Notification of defects shall be accepted by the supplier only if filed in writing. Notification of defects reported to sales representatives or haulers or other third parties shall not be considered as complaints in accordance with form and within the period stipulated.
(2) The return of the goods to the supplier in case of a defect can be performed only with prior consent of the supplier. Returns without the prior consent of the supplier must not be accepted. In such a case, the buyer shall pay the costs of the return.
(3) In case that due to a legitimate notice of defects, improvement or compensation delivery is performed, the provisions of the period for delivery are effective respectively.
(4) Existence of such a detected defect reported by an effective notification of defects justifies the following rights for the buyer:
  (a) In case of faultiness, the buyer shall first have the right to demand reperformance of the supplier.

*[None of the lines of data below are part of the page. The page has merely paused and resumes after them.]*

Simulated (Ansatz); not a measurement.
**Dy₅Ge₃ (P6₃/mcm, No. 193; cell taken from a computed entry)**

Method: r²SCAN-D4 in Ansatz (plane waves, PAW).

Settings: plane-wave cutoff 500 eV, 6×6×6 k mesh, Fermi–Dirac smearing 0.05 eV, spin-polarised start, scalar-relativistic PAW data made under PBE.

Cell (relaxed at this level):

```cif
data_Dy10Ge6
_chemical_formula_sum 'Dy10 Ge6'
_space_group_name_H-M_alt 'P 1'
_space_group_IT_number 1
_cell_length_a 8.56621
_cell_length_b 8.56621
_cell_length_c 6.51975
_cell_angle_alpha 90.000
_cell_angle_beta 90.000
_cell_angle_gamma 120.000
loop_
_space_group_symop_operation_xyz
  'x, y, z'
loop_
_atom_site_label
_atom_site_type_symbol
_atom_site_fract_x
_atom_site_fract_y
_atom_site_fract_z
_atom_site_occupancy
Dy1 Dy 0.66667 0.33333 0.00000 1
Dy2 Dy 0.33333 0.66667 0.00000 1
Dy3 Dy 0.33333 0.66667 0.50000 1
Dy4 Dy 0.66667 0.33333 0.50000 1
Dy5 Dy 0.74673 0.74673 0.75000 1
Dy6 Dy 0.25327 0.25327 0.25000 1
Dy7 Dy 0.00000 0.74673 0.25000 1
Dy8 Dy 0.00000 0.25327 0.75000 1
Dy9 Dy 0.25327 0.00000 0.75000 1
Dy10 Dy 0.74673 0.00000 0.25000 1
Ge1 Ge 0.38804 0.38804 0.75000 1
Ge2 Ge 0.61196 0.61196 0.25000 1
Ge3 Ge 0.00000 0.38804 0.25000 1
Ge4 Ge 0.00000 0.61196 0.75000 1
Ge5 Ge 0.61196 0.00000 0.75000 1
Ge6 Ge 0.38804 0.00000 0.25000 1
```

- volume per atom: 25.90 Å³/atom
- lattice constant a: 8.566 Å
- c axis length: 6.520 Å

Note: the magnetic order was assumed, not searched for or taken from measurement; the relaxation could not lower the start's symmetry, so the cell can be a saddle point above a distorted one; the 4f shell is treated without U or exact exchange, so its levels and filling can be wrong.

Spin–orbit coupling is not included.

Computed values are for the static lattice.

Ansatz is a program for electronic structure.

The supplier shall have the right to select between redelivery of the product or repair of the defect on his own discretion.
  (b) Furthermore, the supplier shall have the right to perform another redelivery, again of his own choice, in case the reperformance failed.

Only after failure of the repeated reperformance, the buyer shall be entitled to withdraw from the contract or to diminish the purchase price.
(5) The buyer shall have the right to demand compensation or reimbursement of vain expenditure exclusively in case of culpable negligent or wilful violations of the commitment to deliver products free of defects. The buyer shall prove cause and extent of the damage. The same shall apply to the vain expenditures.
(6) The guarantee period for new and used goods shall be one year ex delivery. The buyer must prove in all cases that the defect already existed at the time of delivery.
 

5. Liability for supplier’s breach of duty in other cases

Without affecting the provisions of guarantee and other special regulations determined in these terms, in case of violation of commitment by the supplier, the following shall be effective:
(1) The buyer shall grant a period for reperformance of at least three weeks to the buyer in order to compensate for the breach of duty.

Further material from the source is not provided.